Following up on Sunday's post, The Empire Strikes Back: LSAC Threatens To Expel University Of Arizona Over Use Of GRE In Law School Admissions: Letter, From 148 Law School Deans to LSAC President Dan Bernstine (May 3, 2016):
We write as law school deans to express our great concern over LSAC’s threat to expel the University of Arizona Law School because it experimented with using the GRE as a small part of its admissions process. Experimentation benefits all of us. We all expect to learn from the University of Arizona’s experiment and it should not be punished by LSAC.
Most importantly, we strongly urge that the Board of Trustees allow the University of Arizona to remain a member of the Council. Expelling it for this is unwarranted under the existing rules and sends a terrible message to law schools about experimentation in the admissions process. Also, as deans at ABA accredited law schools and members of the LSAC Council, we urge the LSAC Board of Trustees to modify the provision of LSAC Bylaws Article I, Section 1, which “requires that substantially all of its applicants for admission” take the LSAT. The rule should be changed to allow experimentation with alternative tests.
If the LSAC Board of Trustees goes forward with its threat to remove the University of Arizona Law as a member, we hereby invoke the authority under the By-Laws to request a special meeting of members of the Council. The By-Laws require that this be set and noticed 10 days after the action of the Board of Trustees. Article I, Section 7.
This is a matter of great importance to us as law school deans. We appreciate the LSAC’s consideration of our views.
David Yellen (Dean, Loyola-Chicago), Should LSAC and the ABA Demand Fealty to the LSAT (Or Any Other Test)?:
There are many problems with LSAC's threat against Arizona, but I will simply mention three:
- I am no antitrust expert, but this rule sure smells bad.
- Why has LSAC not previously enforced this rule against schools that obtained LSAT waivers from the ABA, or admitted students from their own institutions without LSAT scores under the now-defunct "10% Rule"?
- I cannot think of a rationalization for this rule that is in the interests of legal education and the law schools that make up the membership of LSAC.
Wall Street Journal, Law Deans Unite to Support Arizona Law’s GRE Acceptance:
An LSAC spokeswoman took issue with the deans’ letter. In a comment Wednesday to Law Blog, spokeswoman Wendy Margolis said, “We have received the letter, but want to emphasize that our inquiry to the University of Arizona Law School was a request for clarification on the law school’s new policy, which we had only learned about through media reports. To characterize this as a ‘threat’ is unfortunate.”
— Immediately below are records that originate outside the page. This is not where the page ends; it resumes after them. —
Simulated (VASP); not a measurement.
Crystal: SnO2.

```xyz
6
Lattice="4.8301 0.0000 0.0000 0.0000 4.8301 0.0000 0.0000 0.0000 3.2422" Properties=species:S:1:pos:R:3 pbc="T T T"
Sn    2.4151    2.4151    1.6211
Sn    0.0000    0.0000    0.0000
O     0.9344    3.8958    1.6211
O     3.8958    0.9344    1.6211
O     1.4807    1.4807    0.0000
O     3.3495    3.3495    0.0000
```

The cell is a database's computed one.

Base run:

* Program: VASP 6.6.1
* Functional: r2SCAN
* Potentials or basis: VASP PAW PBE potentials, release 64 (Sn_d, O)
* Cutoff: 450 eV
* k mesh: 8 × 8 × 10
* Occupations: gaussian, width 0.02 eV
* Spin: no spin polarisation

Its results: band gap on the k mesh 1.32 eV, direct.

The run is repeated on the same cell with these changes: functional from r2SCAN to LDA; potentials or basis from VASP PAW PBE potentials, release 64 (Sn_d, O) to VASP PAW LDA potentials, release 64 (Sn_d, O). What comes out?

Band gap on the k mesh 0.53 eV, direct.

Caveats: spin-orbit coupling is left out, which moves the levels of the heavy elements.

She added that LSAC’s board plans to discuss the issue Friday at its regular meeting and that “We can assure our members, and everyone in the law school community, that we are taking all perspectives into account as we consider these issues.”
If the LSAT-maker moves forward with its plan to boot Arizona Law, the deans say they plan to request a special meeting of members of the council, as allowed under the organization’s bylaws.
Above the Law, Law School Deans Fight Back Against The Tyranny Of The LSAT:
When 148 law school deans all come together to say something, you’d better listen — especially if you administer the Law School Admission Test. ... There are lots of reasons to be opposed to the way the LSAT is administered, particularly when compared with the GRE: it is still on paper, inconveniently scheduled, and has little motivation to change with the times. LSAC has managed to consolidate quite a bit of power in the law school admissions game, and they are not looking to share that anytime soon. ...
I understand the deans’ reaction to the heavy-handed way LSAC handled the situation, but I think it is important to consider the repercussions on the legal industry. ...
Opening up law school to students who are not motivated to take the LSAT opens up the number of students who may unwittingly sign up for three years of staggering debt against the backdrop of a wilting job market. Or students who are not prepared for the academic rigor of law school. Being a lawyer is a crappy “back up plan” for a career. It costs too much, there aren’t enough jobs to go around, and the industry is overdue for fundamental changes to its business model. If you really want to be a lawyer, even knowing all this, then godspeed, I truly wish you the best. But if you are considering it because you are floundering at life, and what the hell you already took the GRE in case you wanted to apply to a PhD program in experimental theater design, then do not go. It isn’t a good idea. Making it easier for undecided or unmotivated students to go to law school because, eh, what the hell, isn’t good for the long-term health of the profession.
Which, of course, doesn’t mean schools should blindly follow the lead of LSAC. If this whole scuffle leads to some honest conversations about the law school process and what is best for law schools, law students, and the profession as a whole, then maybe it is for the best.